Ornaments and stockings are being packed away and the Christmas parties are over, but for those involved in any way with children's and YA literature, celebrations of a different kind are on the horizon! That's because the American Library Association (ALA)'s Youth Media awards will be announced on January 14! We're talking the Newbery and Caldecott awards, folks-the most prestigious awards an American children's author or illustrator can win. Other awards are announced as well, such as the Printz for the most oustanding YA book, the Geisel for the most oustanding easy reader, and many others.

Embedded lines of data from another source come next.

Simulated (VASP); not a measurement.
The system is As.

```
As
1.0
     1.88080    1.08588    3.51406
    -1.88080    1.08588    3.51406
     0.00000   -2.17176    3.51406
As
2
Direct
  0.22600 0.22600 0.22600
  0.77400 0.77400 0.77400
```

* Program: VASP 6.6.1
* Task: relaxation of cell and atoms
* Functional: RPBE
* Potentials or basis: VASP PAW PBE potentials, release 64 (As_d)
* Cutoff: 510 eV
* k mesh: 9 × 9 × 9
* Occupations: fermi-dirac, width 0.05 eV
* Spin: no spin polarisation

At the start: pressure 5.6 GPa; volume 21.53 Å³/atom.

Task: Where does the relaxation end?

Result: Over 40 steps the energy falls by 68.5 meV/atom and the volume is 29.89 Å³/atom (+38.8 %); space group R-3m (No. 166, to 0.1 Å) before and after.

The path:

Each award has a committee of children's and young adult librarians, children's literature specialist, and (occasionally) editors from professional journals of children's literature or librarianship (School Library Journal, The Horn Book, etc). It is a huge honor (and time committment) to be named to a committee, and often the highlight of a children's/YA librarian's career. The committee work is done in strict secrecy. The winners of the Newbery and Caldecott are not told until hours before the awards are announced (the publisher of the awards are notified as well-it's a major honor for the publishing houses to have published a Newbery and/or Caldecott winner).
The awards are announced at ALA's Midwinter conference. You can watch the live feed on ALA's website (however, I've had difficulty connecting to the feed for the past two years, so I rely on the other bloggers to post the news as it happens). The room in which the awards are announced are absolutely packed with people, and the big guns (Newbery and Caldecott) are the last awards to be announced.
However, there are several committees that do not work in (relative secrecy). The committees for the Children's Notables lists (separate lists for books, audio, and video) and Best Books for Young Adults post their nominations lists online (for members of Association for Library Service to Children and Young Adult Library Services Association, respectively, which are divisions of ALA). Committee work is conducted through email and mandatory meetings at conferences. Discussion of the final list is open to conference attendees, and the committee members discuss their selections. The BBYA meeting also includes teens in attendance (though not on the committee), and their attendance is definitely appreciated (the teens are on library advisory groups through their school or public library).
If you read Entertainment Weekly or any of the other pop culture magazines, you know that the writers and editors make predictions for the Oscars/Emmys/Grammys, etc. While you won't find predictions in School Library Journal/The Horn Book/etc (they often have staff on awards committees, so that wouldn't be allowed), that doesn't stop children's librarians and children's literature fans from making predictions!
"Mock Newbery" groups are in full swing, and you can eavesdrop on their activities.
Allen County Public Library will announce their Mock Newbery results this Saturday.
Anderson's Bookshop has its list up.
The Eva Perry Mock Newbery Club is one of the oldest Mock Newbery clubs.
Rhode Island's Office of Library and Information Services met today to discuss their selection.
Allen County Public Library also has a Mock Caldecott club.
As does the Rhode Island OLIS.
Wells County Public Library has a Mock Caldecott club too.
Much to consider!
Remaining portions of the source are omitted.